Accept or Decline - How Commercial Transactions have tapped their way into Jurisdictional Uncertainty
In the past year there has been ambiguity around whether proceedings arising out of commercial transactions can be litigated in the District Court or Supreme Court of NSW.
Since the judgment in NTF Group Pty Ltd v PA Putney Finance Australia Pty Ltd (2017) NSWSC 1194, there have been a number of judgments of the Supreme Court of NSW which have held that a proper reading of section 44 of the District Court Act 1973 (NSW) and the legislative provisions governing the assignment of cases in the Supreme Court, meant that the District Court did not have jurisdiction to determine proceedings arising out of commercial transactions, as they were previously assigned to the Commercial Division of the Supreme Court.
While this statutory construction is strictly correct, it had the unwelcome result of preventing the District Court from determining issues which fell within its monetary jurisdiction and further, raised concerns about the validity of previous judgments which may have been made ultra vires.
To address the issue, the NSW Government introduced the Justice Legislation Amendment Bill (No 3) 2018 which passed Parliament on 21 November 2018 and was assented to on 28 November 2018 which has amended the jurisdiction of the District Court.

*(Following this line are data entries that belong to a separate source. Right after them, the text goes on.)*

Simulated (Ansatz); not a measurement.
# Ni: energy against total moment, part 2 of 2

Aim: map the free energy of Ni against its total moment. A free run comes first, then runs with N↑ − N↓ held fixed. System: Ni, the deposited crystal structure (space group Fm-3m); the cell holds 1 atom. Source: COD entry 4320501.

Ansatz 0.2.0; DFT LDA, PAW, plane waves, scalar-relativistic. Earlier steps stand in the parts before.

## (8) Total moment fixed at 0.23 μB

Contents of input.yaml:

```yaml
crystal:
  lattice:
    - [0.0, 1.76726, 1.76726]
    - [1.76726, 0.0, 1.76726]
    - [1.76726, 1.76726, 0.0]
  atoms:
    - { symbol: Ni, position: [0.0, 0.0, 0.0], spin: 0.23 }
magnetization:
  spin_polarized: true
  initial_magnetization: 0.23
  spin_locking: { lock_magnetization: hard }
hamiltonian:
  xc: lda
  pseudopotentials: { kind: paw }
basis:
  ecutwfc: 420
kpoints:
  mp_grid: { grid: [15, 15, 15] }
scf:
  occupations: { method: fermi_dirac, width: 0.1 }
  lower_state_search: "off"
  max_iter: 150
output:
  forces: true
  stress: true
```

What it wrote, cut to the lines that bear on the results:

The amendments arising from the Bill (and subsequent enabling Act) are as follows:
- The insertion of Section 44(1)(c1)into the District Court Act 1973 (NSW) which extends the District Court’s jurisdiction to any action arising out of a commercial transaction in which the amount claimed does not exceed the District Court’s jurisdiction ($750,000).
- The enabling legislation confirms that the new section has retrospective application is if it had been in force as at 2 February 1998.
Impact of Amendments
The amendment provides clarity in confirming that the District Court has jurisdiction to determine actions arising out of a commercial transaction in which the amount do not exceed the court’s jurisdictional limit. Further, the retrospective application gives certainty with respect to the validity of any judgments that the court delivered with respect to commercial transaction actions. The amendments will hopefully mean that there are less challenges to the jurisdiction of the District Court with respect to commercial transactions.
However, the amendments do still leave certain issues extant with respect to the District Court’ jurisdiction as the new section:
- is still subject to section 44(1)(c) of the District Court Act; and
- does not provide a definition of what constitutes a “commercial transaction”.
Lastly, it remains to be seen how the new jurisdiction to hear claims arising from commercial transactions is interpreted in light of the Miscellaneous Jurisdiction of the District Court arising in Division 8 of the District Court Act which places limits on the District Court’s equitable jurisdiction and other specific actions such as specific performance, possession of land, etc. No doubt, such actions, at times, could also be considered as arising from commercial transactions.
 Commonwealth Bank of Australia v QBE Insurance (Australia) Pty Ltd  NSWSC 1440; Sapphire Suite Pty Ltd v Bellini Lounge  NSWSC 1366.
 Passed as the Justice Legislation Amendment Act (No 3) 2018 (NSW): see https://www.legislation.nsw.gov.au/#/view/act/2018/87/full
 Which provides a jurisdictional limit of $20,000 on the recovery of the whole or part of the unliquidated balance of a partnership account, or the amount or part of the amount of the distributive share under an intestacy or of a legacy under a will.
 An issue that may still vex the court in determining its jurisdiction – see for example Ace Electrical Wholesalers Pty Ltd v Bitar  NSWDC 360.